Black-boxes, Consciousness, and the Octopus
“If we want to understand other minds, the minds of cephalopods are the most other of all.
Other Minds: The Octopus and the Evolution of Intelligent Life
Confidence Spectrum: 80%
I
The 'psych' fields (psychology, psychiatry, psychotherapy, etc.) are currently stuck using a black-box model of consciousness, human behavior, and theory of mind. Black-box models figure out how a system works by only looking at its inputs and outputs. Everything in the middle (i.e. the black box) isn't understood but doesn't have to be understood to produce relatively strong predictions in the outputs.

At first glance, this makes the psych fields seem less 'science-y' or unreliable. Do they know what they are doing?? And while it's true that we should not confuse progress made while using a black-box model with a deep understanding of the subject, the use of black-box models is more common than you'd think - especially for complex topics.
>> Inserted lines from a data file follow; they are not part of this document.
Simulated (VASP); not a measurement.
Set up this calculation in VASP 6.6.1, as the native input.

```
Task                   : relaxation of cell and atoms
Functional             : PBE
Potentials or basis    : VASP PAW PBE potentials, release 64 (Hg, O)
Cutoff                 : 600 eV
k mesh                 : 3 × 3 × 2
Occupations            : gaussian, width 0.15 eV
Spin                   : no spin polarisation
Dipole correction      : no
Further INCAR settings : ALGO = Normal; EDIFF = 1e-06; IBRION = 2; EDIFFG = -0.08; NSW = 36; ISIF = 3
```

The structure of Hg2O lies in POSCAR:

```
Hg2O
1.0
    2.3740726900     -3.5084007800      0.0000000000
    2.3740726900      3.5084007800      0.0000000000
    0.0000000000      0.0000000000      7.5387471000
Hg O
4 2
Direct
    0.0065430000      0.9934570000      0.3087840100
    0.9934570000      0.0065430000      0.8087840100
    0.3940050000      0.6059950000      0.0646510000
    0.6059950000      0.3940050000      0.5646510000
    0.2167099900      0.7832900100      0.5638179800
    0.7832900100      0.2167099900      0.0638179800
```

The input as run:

An example: you can reliably tap certain areas of your phone in a certain order (inputs) and -viola- your phone acts as a navigation assistant (outputs). Exactly what happens between the inputs and outputs (transistors, heat sensors, aerospace radio wave physics, computational algorithms, etc.) is a black box to you. But that's okay - you don't need to know those things to use your phone as a GPS! 99% of the time, things work according to plan. When they don't there are people who understand this particular black-box and can fix things when our [finger tapping] ---> [personal navigation assistant] model isn't working correctly.
But there are some things, 'consciousness', theory of mind, etc., for which we use a black-box model, and nobody fully understands what happens in the box. What do we do to troubleshoot these things? How do we begin to figure out what is going on inside of these black-boxes?
We use edge cases!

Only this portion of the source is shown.